SE&I Will Help Us Accomplish The Mission
Last month, my column focused on a retraining initiative that will help us retrain our work force to meet the agency's new mission requirements. One of those training areas identified the need for more systems engineering specialists. As NASA progresses in making the Vision for Space Exploration a reality, it is utilizing an essential tool -- Systems Engineering and Integration (SE&I) -- to ensure safe, sustained and affordable human and robotic exploration. Since SE&I is so important, I want to give you an idea of how we are incorporating this approach into our work at Glenn.
Image right: Rick Wiedenmannot, Systems Engineering and Integration Branch, and Dave Nawrocki, Mechanical Design Branch, brief Dr. Whitlow on the complexity of the Glenn-designed Vehicle Motion Simulator. Credit: NASA/Marvin Smith
SE&I is a logical systems approach performed by multidisciplinary teams to engineer and integrate NASA's systems. Implementing SE&I effectively will enhance NASA's core engineering, management and scientific capabilities and processes to ensure safety and mission success, increase performance and reduce costs.
SE&I is embedded in all levels of the agency's Constellation work, and Glenn has involvement in all of these levels. Level 0, the agency, and Level 1, the Exploration Systems Mission Directorate, set the program goals. They answer the questions: What do we want to do? What are the products (flight hardware) that we want to produce?

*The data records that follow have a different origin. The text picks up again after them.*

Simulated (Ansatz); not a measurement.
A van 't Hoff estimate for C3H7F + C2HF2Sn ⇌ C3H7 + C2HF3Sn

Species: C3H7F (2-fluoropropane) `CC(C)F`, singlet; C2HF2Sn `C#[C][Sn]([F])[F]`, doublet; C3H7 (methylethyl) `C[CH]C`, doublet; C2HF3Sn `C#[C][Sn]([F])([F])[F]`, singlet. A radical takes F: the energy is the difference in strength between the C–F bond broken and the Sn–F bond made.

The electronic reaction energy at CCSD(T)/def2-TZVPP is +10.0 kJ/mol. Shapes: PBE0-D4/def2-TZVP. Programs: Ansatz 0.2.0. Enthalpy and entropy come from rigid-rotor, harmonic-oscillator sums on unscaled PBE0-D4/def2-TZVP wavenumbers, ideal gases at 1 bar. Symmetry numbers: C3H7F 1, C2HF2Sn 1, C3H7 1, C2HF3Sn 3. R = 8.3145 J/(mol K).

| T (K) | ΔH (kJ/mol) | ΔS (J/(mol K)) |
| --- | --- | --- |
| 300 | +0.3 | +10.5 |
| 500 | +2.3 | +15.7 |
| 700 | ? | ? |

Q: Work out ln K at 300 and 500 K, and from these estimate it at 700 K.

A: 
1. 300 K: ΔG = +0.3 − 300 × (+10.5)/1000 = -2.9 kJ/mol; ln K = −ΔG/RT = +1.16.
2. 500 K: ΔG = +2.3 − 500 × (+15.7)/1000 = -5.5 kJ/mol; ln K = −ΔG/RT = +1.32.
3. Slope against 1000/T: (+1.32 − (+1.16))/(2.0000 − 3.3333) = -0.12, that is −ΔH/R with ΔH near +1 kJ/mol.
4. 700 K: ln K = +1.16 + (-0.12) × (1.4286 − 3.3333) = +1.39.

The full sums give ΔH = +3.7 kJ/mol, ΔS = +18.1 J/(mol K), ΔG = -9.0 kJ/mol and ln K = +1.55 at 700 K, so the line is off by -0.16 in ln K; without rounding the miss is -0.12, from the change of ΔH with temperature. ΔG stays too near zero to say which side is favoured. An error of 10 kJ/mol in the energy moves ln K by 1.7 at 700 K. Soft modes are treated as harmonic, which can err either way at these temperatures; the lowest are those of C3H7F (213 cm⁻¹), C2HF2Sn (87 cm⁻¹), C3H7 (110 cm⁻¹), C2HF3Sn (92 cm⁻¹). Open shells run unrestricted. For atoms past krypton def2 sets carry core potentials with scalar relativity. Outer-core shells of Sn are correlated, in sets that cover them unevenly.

We have supported SE&I at the agency level through participation in the Exploration Systems Architecture Study. We continue our involvement as members of the Lunar Architecture Team to develop products such as top-level requirements and design reference missions (the technical specifications of an exploration mission that the architecture must achieve).
We work closely with the Constellation Program Office, Level II, at Johnson Space Center. This level provides the technical definition of the program. The Constellation Program Office answers the questions: How do we achieve the goals? How do we get there, and what do we do when we get there? At this level, Glenn is responsible for technical engineering to define program standards, specifications and requirements. Our center has SE&I leadership roles in power and communications.
SE&I is a vital part of our Level III project work in the Orion crew exploration vehicle and the Ares I Launch Vehicle. This level works with Level II to develop the system requirements and interface requirements and deploys those through all lower levels of the system. So, ultimately, there is a complete technical definition of requirements, and later, specifications for all parts of the system. They answer the questions: What must each part, component, subsystem and element do? How must they work together? What are their physical characteristics/limitations?
Among the many SE&I tasks being performed for Orion, Glenn is leading the development of the System Requirements Document, which defines what the vehicle designed by the prime contractor must do.
Glenn personnel are performing integrated design analysis for Ares I, including trajectory analysis and mission design support. In addition, we lead several independent verification and validation tasks in support of Ares I, including guidance, navigation and control, control stability, structural sizing, reliability for risk-based design and structural dynamics.
Because the new era of Exploration requires complex vehicles and infrastructure, a myriad of elements must come together to produce a tangible product. NASA will utilize SE&I to identify each of the elements, define and set system requirements and ensure integration throughout the product lines.
SE&I will help us to accomplish the Agency’s mission -- continuing our center’s long tradition of excellence in developing space flight systems.